I was wondering if somebody could tell me the definition of homotopy pullback. More precisely, is there a description of the homotopy pullback in the category of (graded-commutative) DG algebras over a commutative ring $R$? What properties does this homotopy pullback satisfy?

I was wondering if somebody could tell me the definition of homotopy pullback.

Suppose $\def\C{{\cal C}}\C$ is a relative category, i.e., a category equipped with a subcategory, morphisms in which are known as weak equivalences. For example, take the category of dg algebras with quasi-isomorphisms.

We can take the Dwyer–Kan hammock localization $H(\C)$ of $\C$, which is a simplicial category, i.e., a category enriched in simplicial sets. We have a canonical functor $\C→H(\C)$ (of ordinary, nonenriched categories), which allows us to convert diagrams in $\C$ into diagrams in $H(\C)$. This functor is given by the identity map on objects.

The *homotopy pullback* of a diagram $A→B←C$ in $H(\C)$ is a pair of maps
$D→A$, $D→C$ that make the square with vertices $A$, $B$, $C$, $D$ commutative
and such that for any object $E$ of the category $\C$
the induced map $$\def\Hom{\mathop{\rm Hom}} \Hom(E,D)→\Hom(E,A)⨯^h_{\Hom(E,B)}\Hom(E,C)$$
is a weak equivalence of simplicial sets.
Here $\Hom$ denotes the simplicially enriched hom functor
and $⨯^h$ denotes the homotopy pullback of a span of simplicial sets,
which can be computed using an ad hoc construction:
to compute $P⨯_Q R$,
first make $Q$ into a Kan complex by composing the maps $P→Q$ and $R→Q$ with the fibrant replacement $Q→{\rm Ex}^∞ Q$, then compute (assuming $Q$ is a Kan complex now)
$$P⨯^h_Q R = P ⨯_Q Q^{Δ^1} ⨯_Q R.$$

More precisely, is there a description of the homotopy pullback in the category of (graded-commutative) DG algebras over a commutative ring R?

In the projective model structure on dg algebras over a commutative ring $R$, all objects are fibrant.

Thus, the relevant theory of model categories implies that the homotopy pullback of a diagram $S→T←U$ of dg algebras can be computed in two different ways: either factor one of the maps (say, $S→T$) as an acyclic cofibration $S→S'$ followed by a fibration $S'→T$, then take the ordinary pullback $S' ⨯_T U$.

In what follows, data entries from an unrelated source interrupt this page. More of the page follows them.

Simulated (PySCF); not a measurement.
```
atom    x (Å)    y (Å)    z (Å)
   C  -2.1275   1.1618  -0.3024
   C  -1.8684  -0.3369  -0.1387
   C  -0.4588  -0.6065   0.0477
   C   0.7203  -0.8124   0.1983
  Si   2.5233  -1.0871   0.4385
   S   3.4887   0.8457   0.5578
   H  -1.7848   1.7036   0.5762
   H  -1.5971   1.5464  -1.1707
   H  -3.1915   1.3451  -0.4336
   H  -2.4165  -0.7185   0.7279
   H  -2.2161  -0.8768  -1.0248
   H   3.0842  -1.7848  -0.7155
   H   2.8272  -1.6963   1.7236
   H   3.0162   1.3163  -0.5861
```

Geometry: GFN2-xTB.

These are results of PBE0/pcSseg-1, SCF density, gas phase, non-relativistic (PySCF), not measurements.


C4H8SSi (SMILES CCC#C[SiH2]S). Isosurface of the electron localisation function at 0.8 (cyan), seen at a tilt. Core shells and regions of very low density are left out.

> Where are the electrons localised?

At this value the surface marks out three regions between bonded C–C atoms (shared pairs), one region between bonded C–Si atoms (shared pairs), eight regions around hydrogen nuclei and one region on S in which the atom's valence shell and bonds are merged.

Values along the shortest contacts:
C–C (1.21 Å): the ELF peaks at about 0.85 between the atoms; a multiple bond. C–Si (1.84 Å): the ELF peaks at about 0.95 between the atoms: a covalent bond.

Alternatively, one can simply take $S ⨯^h_T U = S ⨯_T T^I ⨯_T U$, where $T^I$ denotes the powering of $T$ over a (chain) interval $I$, i.e., the simplicial chain complex of $Δ^1$, given by $R⊕R$ in degree 0 and $R$ in degree 1.

What properties does this homotopy pullback satisfy?

It satisfies the universal property given above, which is completely analogous to the usual universal property of pullbacks.